Date of the First DVD or VHS

1999 (VHS – United States); 2005 (DVD released in the United Kingdom)

Genre

Didactic fiction
Live-action animation films
Live-action puppet films*
Myths
Short films
Television series

Target Audience

Crossover

Cover

Missing cover

We are still trying to obtain permission for posting the original cover.


Author of the Entry:

Naomi Rebis, University College London, n.rebis.17@ucl.ac.uk

Peer-reviewer of the Entry:

Susan Deacy, University of Roehampton, s.deacy@roehampton.ac.uk 

Elżbieta Olechowska, University of Warsaw, elzbieta.olechowska@gmail.com

Male portrait

Jim Henson’s Creature Shop (Company)

This company was created in 1979 by a partnership between Jim Henson and British illustrator Brian Froud. Pushing the boundaries of effects innovation, the Hampstead-based shop worked on famous projects such as Labyrinth and The Storyteller, creating immensely lifelike creatures for the screen. Today, the Creature Shop still leads in animatronic and digital technologies.


Prepared by Naomi Rebis, University College London, n.rebis.17@ucl.ac.uk


Male portrait

Jim Henson , 1936 - 1990
(Producer)

Jim Henson was an American puppeteer and film-maker, most famous for the characters he created for shows like Sesame Street (which he worked on for 20 years) and The Muppets. He founded the Jim Henson Company, the Jim Henson Foundation, and Jim Henson’s Creature Shop to promote research into puppetry and animatronics.


Bio prepared by Naomi Rebis, University College London, n.rebis.17@ucl.ac.uk


Male portrait

Duncan Kenworthy, OBE , b. 1949
(Producer)

Duncan Kenworthy is a British film director and producer. The Storyteller: Greek Myths is not the only time he worked with Jim Henson, since he was also co-creator of the series Fraggle Rock.


Bio prepared by Naomi Rebis, University College London, n.rebis.17@ucl.ac.uk


Male portrait

Anthony Minghella , 1954 - 2008
(Director)

Anthony Minghella was a British film director, playwright and screenwriter who won over 30 awards during his career. In the 1980s, he script-edited children’s drama series Grange Hill before writing the original Storyteller series, which preceded Greek Myths.


Bio prepared by Naomi Rebis, University College London, n.rebis.17@ucl.ac.uk


Male portrait

Nigel Williams , b. 1948
(Screenwriter)

Nigel Williams is an English novelist and screen-writer, who was Emmy-nominated for his 2005 tv mini-series Elizabeth I.

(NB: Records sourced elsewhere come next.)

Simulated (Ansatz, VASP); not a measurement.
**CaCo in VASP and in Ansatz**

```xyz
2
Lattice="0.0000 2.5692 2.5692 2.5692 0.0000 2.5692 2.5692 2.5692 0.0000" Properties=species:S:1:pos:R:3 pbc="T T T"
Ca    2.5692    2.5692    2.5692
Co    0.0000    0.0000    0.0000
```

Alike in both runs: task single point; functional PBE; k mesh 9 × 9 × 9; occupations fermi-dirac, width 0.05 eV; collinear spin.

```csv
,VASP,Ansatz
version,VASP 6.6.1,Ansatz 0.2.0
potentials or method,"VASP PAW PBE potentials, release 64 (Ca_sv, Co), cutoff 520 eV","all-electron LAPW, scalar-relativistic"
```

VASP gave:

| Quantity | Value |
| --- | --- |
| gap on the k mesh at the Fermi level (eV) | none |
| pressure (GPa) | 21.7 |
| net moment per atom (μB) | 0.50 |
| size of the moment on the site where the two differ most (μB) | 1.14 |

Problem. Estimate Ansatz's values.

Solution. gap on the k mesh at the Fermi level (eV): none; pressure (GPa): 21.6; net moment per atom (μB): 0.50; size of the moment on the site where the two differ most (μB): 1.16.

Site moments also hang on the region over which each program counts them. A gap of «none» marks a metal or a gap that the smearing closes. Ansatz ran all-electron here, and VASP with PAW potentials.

Bio prepared by Naomi Rebis, University College London, n.rebis.17@ucl.ac.uk


Casting

Michael Gambon (The Storyteller); 

Brian Henson (voice: The Dog); 

David Morrissey (Theseus); 

Art Malik (Orpheus); 

Derek Jacobi (Daedalus).

Summary

Hiding in Minos’ labyrinth, the Storyteller and his dog come across four different objects that inspire him to relate their myths. First, he recounts the tale of Theseus and the Minotaur, recalling the beast once housed in the very maze they’re hiding in.

Upon learning that his father is Aegeus, King of Athens, Theseus hurries to that city, slaying many bandits on the way. The king’s wife Medea, fearful of what threat this stranger poses to her own sons, attempts to poison him, but the king recognises Theseus’ sword as his own and foils the plot.

Every seven years, Athens must send seven youths and seven maidens as tribute to the Minotaur, but Prince Theseus is determined to end that. Taking the place of one of the sacrifices, he promises to kill the Minotaur and end this tribute. His father urges him to sail back under a white sail if he succeeds, and the prince vows that he will.

When the intended victims arrive at Crete, Minos’ daughter Ariadne falls instantly in love with Theseus. She gives him the key to the labyrinth, and a ball of thread so he can find his way back out, and he sets out to fight the Minotaur. With the monster dead, he flees with Ariadne to Naxos, but sets sail without her the next morning. She curses him for abandoning her, and he subsequently forgets to hoist the victorious, white sail. Seeing the black sail, and thinking his son is dead, Aegeus throws himself from a cliff into the sea.

Next, the Storyteller and his dog find a room of stone soldiers, along with the petrified head of Medusa. The myth of Perseus and the Gorgon unfolds from there: how King Acrisius, learning from an oracle that his grandson would one day kill him, locked his daughter Danae in a room of bronze so no men could find her. However, Zeus, King of the Gods, infiltrates her prison as a shower of gold, and Danae bears a son, Perseus.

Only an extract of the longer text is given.